Waiting for the deal to be finalized was understandably tough for Johnston. Finally, though, he convinced Islanders general manager Mike Milbury to pull the trigger.

“I think it took about 20 years off my life, just waiting to get that deal done,” Johnston told Senators vice president of communications Ian Mendes in 2021, while Mendes was still with The Athletic.

Johson excitedly told Spezza’s agent and parents — leaving the 18-year-old in the dark for a few hours longer.

“When Ottawa made the trade, and I heard [it] on the draft floor, I was actually surprised, because I didn’t know,” said Spezza years later. 

“My parents and my agent knew the day before, but decided not to tell me, and in this day and age that would never happen with Twitter and Facebook and all that jazz. But back then they were able to keep it a secret from me, so it was pretty raw and shocking to me when it happened. And I was pretty excited, getting drafted by a Canadian team and so close to home.”

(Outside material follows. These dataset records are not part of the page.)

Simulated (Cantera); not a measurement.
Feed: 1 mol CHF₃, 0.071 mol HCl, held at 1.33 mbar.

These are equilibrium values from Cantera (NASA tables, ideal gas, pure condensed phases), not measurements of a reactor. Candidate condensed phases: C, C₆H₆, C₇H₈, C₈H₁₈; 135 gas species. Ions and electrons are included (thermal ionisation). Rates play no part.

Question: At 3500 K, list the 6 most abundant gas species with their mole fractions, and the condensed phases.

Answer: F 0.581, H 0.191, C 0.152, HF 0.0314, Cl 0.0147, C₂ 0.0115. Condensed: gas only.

With Chara and Spezza now Senators, and Yashin’s tenure over in Ottawa, the foundation was laid for many deep playoff runs in the years to come. While Spezza was seen as the centrepiece of the deal and Chara very much an add-on, the latter surpassed expectations north of the border.

Chara, still the tallest player in NHL history, came to Ottawa with six goals and 29 assists over 231 career games as an Islander, none of those coming on the power play. “Finally, here’s a guy in a Senators sweater who just loves to hit,” wrote Ken Warren of the Citizen. “A power play quarterback he’s not.”

But over his four campaigns in Ottawa, he averaged 13 goals and 37 points per season. He also compiled 24 power play goals, behind only Wade Redden’s 28 among the team’s blueliners over that span. Some of those came via his unique usage as a netfront presence on the man advantage, a practice he’d continue at times throughout his 1680-game career.

Chara garnered James Norris Trophy votes, awarded to the league’s top defender, every season he played in Ottawa, including a second-place finish in 2004. He was earning respect across the league as not just a defensively steady behemoth, but an extremely talented marquee defender. 

With the implementation of the salary cap following the 2004–05 lockout, Chara left for Boston in 2006. He would finally win a Norris in 2009, but his four seasons in Ottawa are fondly remembered.

T\]here have been few, if any, hard, lingering feelings from Chara’s former teammates after the fact. Just a ton of appreciation for the defender he was with Ottawa,” [wrote The Athletic’s Julian McKenzie in a 2025 retrospective of Chara’s career ahead of the defenceman’s induction into the Hockey Hall of Fame.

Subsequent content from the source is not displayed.